Project Spotlight: Kid Wind
Once a year, children from the Bristol-Warren Regional School District come to Roger Williams University to take part in a project known as Kid Wind. Here, the students are able to learn about renewable energy sources while building and testing wind turbines made from recycled materials.
They are not doing this alone, however. This program is made possible by the RWU Campaign for Civic Scholars as well as the TPI Composites of Warren, Rhode Island. RWU students in Professor Li-Ling Yang’s education class and Professor Majia Benitz’s engineering class will be partners for this event as well. This provides them with real-life experience in their field of study as they not only teach the younger generation about alternative energy, but they learn how to engineer and build wind turbines that work efficiently. “This project is about more than just supporting the need for engineering education in local classrooms,” said Professor Maija Benitz during last year’s event, “It deepens our RWU students learning through experiential, hands-on community engagement.” In order to make sure that the children understand the material being presented to them, both the education and engineering students must come together to create a lesson plan that is grade-level appropriate and meets the Next Generation Science Standards (NGSS).
In late January, the fourth and fifth-grade teachers of the Bristol Warren Regional School District came to RWU to partake in a day-long interactive workshop. They were introduced to the engineering design and wind energy curriculum that Roger Williams students will begin to implement later in the semester.
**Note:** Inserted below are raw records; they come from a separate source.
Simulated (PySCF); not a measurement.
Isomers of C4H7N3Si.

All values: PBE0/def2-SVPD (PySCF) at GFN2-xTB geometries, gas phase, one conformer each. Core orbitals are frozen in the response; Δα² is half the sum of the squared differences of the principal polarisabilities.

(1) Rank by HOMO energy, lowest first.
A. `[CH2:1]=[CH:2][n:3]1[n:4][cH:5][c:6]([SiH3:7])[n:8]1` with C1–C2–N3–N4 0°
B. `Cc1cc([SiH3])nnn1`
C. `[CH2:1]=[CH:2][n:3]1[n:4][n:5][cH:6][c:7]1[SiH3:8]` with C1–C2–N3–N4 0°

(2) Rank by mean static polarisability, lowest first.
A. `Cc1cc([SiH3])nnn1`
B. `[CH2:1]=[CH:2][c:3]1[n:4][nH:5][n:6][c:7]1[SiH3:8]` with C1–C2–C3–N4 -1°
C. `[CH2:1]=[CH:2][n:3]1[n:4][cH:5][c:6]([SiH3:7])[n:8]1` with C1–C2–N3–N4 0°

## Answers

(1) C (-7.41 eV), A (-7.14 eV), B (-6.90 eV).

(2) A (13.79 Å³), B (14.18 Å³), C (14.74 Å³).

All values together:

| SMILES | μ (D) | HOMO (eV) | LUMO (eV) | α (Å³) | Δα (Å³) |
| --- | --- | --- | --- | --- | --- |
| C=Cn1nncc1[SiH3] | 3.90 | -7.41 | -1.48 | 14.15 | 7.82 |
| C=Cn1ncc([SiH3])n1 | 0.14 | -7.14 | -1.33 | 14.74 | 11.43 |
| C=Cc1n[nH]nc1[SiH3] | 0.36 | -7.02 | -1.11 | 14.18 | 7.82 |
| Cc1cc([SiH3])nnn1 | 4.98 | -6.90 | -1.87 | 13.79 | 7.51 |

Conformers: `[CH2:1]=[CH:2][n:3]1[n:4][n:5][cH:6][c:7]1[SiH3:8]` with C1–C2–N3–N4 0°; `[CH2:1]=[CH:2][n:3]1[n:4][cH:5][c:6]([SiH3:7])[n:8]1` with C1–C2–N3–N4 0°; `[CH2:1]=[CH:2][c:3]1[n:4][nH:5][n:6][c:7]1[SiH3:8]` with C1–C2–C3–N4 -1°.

Currently, the engineering and education students at RWU are working in small teams to create and present their first lessons for the fourth-grade classrooms in the district. Toward the end of the project, each of the teams will have presented five lessons covering both wind energy and the engineering design process. The last three lessons will focus more on the children working in small teams to design, build, and test their own model-scale wind turbines. “In the meantime, my engineering students have each chosen a unique site in the ocean where they will analyze measured wind speeds and then design a full-scale offshore wind turbine by writing their own computer code,” says Professor Benitz. “I’m looking forward to learning about each student’s site and unique wind turbine design!”
The Kid Wind event is scheduled to take place on Friday, May 1, 2020. We are looking forward to what the students have designed this year, and are excited to teach them more about engineering design!